Oracle's recent acquisition of the open source Innobase database technology could mean that the firm is preparing to release an open source database.

The vendor could use the database to "bully" Sybase and Microsoft, according to Donald Feinberg, distinguished analyst and vice president at analyst firm Gartner.

Innobase's flagship offering, InnoDB, is distributed under an open source licence. It is not a standalone product, but is distributed as a part of the MySQL open source database.  

Oracle acquired Innobase on 10 October for an undisclosed sum, and has given few details about its plans for the technology.

The vendor is most likely to use it as a starting point for a small-footprint open source database, Gartner predicted.

While such an offering would do little to compete with Oracle's existing database, it could increase the pressure on Oracle competitors such as Microsoft with its SQL Server Express and Sybase with its ASE Express.

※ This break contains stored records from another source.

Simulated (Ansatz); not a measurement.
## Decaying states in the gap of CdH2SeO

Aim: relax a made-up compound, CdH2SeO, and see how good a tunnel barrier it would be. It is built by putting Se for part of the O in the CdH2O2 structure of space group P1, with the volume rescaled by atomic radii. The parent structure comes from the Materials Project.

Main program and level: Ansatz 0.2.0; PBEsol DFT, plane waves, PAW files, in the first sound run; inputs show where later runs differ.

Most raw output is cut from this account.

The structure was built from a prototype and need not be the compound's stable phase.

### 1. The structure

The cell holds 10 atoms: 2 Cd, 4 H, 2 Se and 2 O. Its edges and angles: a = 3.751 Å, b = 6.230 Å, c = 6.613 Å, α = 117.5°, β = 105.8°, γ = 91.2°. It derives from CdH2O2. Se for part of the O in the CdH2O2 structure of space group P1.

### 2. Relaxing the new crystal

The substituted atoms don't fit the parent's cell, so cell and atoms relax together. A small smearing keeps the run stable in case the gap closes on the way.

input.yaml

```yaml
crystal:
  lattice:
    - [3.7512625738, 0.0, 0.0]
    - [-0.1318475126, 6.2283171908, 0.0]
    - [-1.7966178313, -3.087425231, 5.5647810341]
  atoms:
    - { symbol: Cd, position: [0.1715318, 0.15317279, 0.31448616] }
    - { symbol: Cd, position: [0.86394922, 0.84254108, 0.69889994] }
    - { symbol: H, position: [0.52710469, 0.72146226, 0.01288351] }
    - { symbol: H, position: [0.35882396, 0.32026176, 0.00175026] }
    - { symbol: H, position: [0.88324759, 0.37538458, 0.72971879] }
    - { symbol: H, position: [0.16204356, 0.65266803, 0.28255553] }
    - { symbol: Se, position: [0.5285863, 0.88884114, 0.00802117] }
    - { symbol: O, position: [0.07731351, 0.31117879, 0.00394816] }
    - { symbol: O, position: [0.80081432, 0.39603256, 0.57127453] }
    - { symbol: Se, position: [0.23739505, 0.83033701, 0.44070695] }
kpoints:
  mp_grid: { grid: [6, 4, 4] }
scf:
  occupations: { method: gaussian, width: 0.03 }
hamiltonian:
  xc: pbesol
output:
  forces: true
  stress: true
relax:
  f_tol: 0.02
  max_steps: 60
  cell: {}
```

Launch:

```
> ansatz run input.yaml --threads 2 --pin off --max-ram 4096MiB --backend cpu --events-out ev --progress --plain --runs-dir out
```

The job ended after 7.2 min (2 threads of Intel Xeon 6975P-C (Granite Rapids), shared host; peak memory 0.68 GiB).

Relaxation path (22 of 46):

"This would give Oracle an entry-level relational database management system [DBMS] that would compete in this space with the further advantage of not exposing Oracle's DBMS source code to the open source community," Feinberg wrote in a recently published analysis.

Another possible scenario, although one which Gartner deems less likely, is that the acquisition is the first step towards Oracle's acquiring MySQL, which is the leading open source database.

Oracle could also use the acquisition merely to obstruct the open source database movement by taking the InnoDB technology off the market. But Feinberg said that this last scenario is highly unlikely.